The Problem with Simple Keyword Search
We've all experienced the frustration of sifting through numerous search results, many only tangentially related to our actual query. Traditional keyword-based search often struggles with understanding the nuances of language and the context of our questions. This is particularly true for complex documentation like that of a powerful framework like Next.js.
My Solution: Semantic Search + RAG
To tackle this, I decided to leverage the power of semantic search and Retrieval-Augmented Generation (RAG). Here's the core idea:
Semantic Search: Instead of just matching keywords, the system understands the meaning behind your question. This allows for more relevant results, even if your query doesn't use the exact terminology present in the documentation.
Retrieval-Augmented Generation (RAG): Once relevant documentation snippets are found, a language model uses this context to generate a more informed and accurate answer to your question, complete with citations.
Diving into the Implementation
Here's a peek under the hood at the technologies and processes involved:
1. Populating the Knowledge Base:
The first crucial step was to ingest and process the Next.js documentation. This involved:
Fetching Navigation Links: I started by scraping the main Next.js documentation page to extract all the links to individual documentation pages.
Crawling and Extracting Content: For each of these links, I used CheerioWebBaseLoader
to fetch the content of the page.
Chunking the Text: Large documents were split into smaller, manageable chunks using RecursiveCharacterTextSplitter
. This is important for efficient embedding and retrieval.
Generating Embeddings: The heart of semantic search! I used GoogleGenerativeAIEmbeddings
to create vector embeddings
for each chunk of the documentation. These embeddings
capture the semantic meaning of the text.
Storing in a Vector Database: The generated embeddings
were stored in Chroma
, an efficient vector store that allows for fast similarity searches.

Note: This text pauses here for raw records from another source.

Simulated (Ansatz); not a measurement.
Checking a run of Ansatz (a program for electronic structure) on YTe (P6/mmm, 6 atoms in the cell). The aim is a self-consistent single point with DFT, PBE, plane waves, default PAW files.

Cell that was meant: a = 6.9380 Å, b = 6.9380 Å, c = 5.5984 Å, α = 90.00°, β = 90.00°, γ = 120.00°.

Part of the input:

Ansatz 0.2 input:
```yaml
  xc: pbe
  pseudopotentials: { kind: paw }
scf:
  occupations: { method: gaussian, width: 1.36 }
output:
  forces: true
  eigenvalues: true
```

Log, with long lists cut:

import { Chroma } from "@langchain/community/vectorstores/chroma";
import { RecursiveCharacterTextSplitter } from "@langchain/textsplitters";
import { GoogleGenerativeAIEmbeddings } from "@langchain/google-genai";
import { load } from "cheerio";
import "dotenv/config";
import { CheerioWebBaseLoader } from "@langchain/community/document_loaders/web/cheerio";
import { Document } from "@langchain/core/documents";
const embeddings = new GoogleGenerativeAIEmbeddings({
model: "models/text-embedding-004",
apiKey: process.env.GOOGLE_API_KEY,
});
const textSplitter = new RecursiveCharacterTextSplitter({
chunkSize: 1000,
chunkOverlap: 200,
});
const vectorStore = new Chroma(embeddings, {
collectionName: "next-js-docs",
});
export async function PopulateDatabase() {
const navs = await GetNavLinks();
if (!Array.isArray(navs) || navs.length < 0) {
throw new Error("Failed to populate database");
}
// const testNavs = navs.slice(0, 3);
const testNavs = navs.slice(1, 375)
for (let index = 0; index < testNavs.length; index++) {
const i = testNavs[index];
try {
console.info(
`